NARA expects to digitally release the 1950 population census schedules for researcher use on April 1, 2022, which is 72 years after the official 1950 census day of April 1, 1950. This is the sixth in a series of blog posts on the 1950 census.


The Bureau of the Census developed “field enumeration procedures” to make sure the 1950 census would be as complete a count as possible. Systematic coverage of each Enumeration District (ED) was essential.


Each enumerator was ordinarily assigned one ED and given a portfolio containing all needed supplies. It included a written description of the ED as well as a map showing its boundaries.  An enumerators whose ED adjoined an unincorporated place would receive either two maps or one map and an aerial photograph.  One of these would show the complete ED and the other would show on a larger scale where the ED adjoined an unincorporated area.  An unincorporated area was a community having no legal boundaries; in other words, a named geographic place without a governing body separate from the surrounding area.

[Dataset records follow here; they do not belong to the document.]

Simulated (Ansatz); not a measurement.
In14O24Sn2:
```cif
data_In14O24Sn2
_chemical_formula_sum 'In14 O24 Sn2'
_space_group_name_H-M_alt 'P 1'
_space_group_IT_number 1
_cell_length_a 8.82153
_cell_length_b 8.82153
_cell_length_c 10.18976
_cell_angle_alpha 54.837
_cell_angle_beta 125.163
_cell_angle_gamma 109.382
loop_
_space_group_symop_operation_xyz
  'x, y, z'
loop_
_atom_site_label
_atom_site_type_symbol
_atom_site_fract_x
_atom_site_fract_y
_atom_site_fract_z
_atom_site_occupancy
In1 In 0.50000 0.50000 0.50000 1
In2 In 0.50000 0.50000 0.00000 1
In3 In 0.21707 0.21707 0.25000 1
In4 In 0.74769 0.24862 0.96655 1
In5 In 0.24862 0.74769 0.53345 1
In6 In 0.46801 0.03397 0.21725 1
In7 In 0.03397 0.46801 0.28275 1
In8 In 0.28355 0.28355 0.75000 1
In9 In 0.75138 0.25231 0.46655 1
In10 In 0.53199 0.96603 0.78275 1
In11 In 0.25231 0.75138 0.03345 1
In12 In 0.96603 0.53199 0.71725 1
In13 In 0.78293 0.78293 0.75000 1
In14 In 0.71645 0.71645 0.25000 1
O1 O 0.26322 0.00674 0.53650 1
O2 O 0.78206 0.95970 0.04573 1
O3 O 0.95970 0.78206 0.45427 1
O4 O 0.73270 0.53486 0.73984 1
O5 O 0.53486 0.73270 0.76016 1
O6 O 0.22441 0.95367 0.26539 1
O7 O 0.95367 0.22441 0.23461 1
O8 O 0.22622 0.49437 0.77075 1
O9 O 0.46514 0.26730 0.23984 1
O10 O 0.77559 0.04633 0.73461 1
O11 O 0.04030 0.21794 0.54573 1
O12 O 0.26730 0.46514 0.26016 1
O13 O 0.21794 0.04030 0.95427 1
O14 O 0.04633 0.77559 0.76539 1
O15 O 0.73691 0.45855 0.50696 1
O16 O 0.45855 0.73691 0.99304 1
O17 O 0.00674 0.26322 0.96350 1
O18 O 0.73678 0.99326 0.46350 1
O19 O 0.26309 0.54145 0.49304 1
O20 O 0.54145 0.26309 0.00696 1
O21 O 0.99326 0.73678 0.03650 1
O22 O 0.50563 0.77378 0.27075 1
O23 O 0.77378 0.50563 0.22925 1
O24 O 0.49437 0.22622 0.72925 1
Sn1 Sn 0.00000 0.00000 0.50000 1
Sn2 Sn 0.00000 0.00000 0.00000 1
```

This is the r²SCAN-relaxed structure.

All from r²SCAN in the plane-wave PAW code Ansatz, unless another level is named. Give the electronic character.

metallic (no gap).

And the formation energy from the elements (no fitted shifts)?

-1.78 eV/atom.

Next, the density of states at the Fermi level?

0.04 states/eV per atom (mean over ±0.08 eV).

In cities and towns having blocks (areas bounded on all sides by streets), the enumerator was to canvas one block or square at a time, and one just one side of the road at a time: no crisscrossing the street!  If the blocks were numbered on the ED map, the enumerator was to work in the order indicated by those numbers. The enumerator was to begin each block at a corner and proceed clockwise around the block until returning back to the beginning point. If the block included courts, alleys, dead-end streets, or passageways, and so forth, the enumerator was to check those as well, such as shown in the image below.

1950 census - how to enumerate a complete city block

Image:  Example of how to enumerate a complete city block.


Enumerators were admonished to be careful to visit all dwelling units of apartment buildings, including those in the basement.  The crew leaders would furnish a list of all apartment numbers in buildings with 20 or more units, but the enumerator would have to make his or own list for smaller buildings.


In towns or villages without distinct blocks, the enumerator was to canvass the population street by street. In some cases, it would be desirable to interrupt the canvass of a principal street in order to enumerate persons living on a side street, but the enumerator was to use his or her judgment on how best to do it. While conducting the census, the enumerator was to draw lines on the ED map to indicate which sides of the road he or she had completed as an aid to keeping track of work completed and work yet undone, as shown below.

1950 Census Field Procedures Example of How to Enumerate When There Are Not Distinct Blocks

Image:  Example of how to mark ED map with locations already enumerated.


In rural areas, the enumerator was to begin the enumeration on a major road that intersected the boundary lines of the ED, then enumerate the remainder in a logical manner. The Bureau instructed: “Follow each path and lane” and “Ask who the neighbors are and where they live.”  The neighbors should be asked to point out the locations of houses on the map. In rural areas, the Bureau noted, “there are many places which cannot be seen from any road, and many places of 3 or more acres on which no one lives.”  While canvassing the ED, the rural enumerator was to mark the map with each house’s dwelling number as indicated on the population schedule.


All enumerators, whether urban or rural, were to correct the map(s) they received by adding roads not shown on the map, crossing out abandoned or nonexistent roads, correcting erroneous street names, and marking driveways leading to structures not easily visible from the road.  Two examples of these map annotations are shown below.

1950 Census - Example of Map Corrections to be Made by Enumerator on His or Her Map

Image:  Example of how mark corrections on ED map.


The maps marked up by enumerators were temporary records intended to help them do their work in a logical manner and demonstrate to their Crew Leaders (supervisors) and to the Bureau of the Census that a complete enumeration had been conducted. The permanent ED maps—created by the Bureau’s Geography Division for planning purposes prior to the enumeration—can be found online in the National Archives Catalog in “Enumeration District and Related Maps, 1880-1950” (National Archives Identifier 821491).


These were some of the basic field enumeration procedures followed by the 1950 census enumerators.  In the coming weeks, we’ll look at a few more.


Adapted from Urban and Rural Enumerator’s Reference Manual, 1950 Census of the United States, pages 2-6.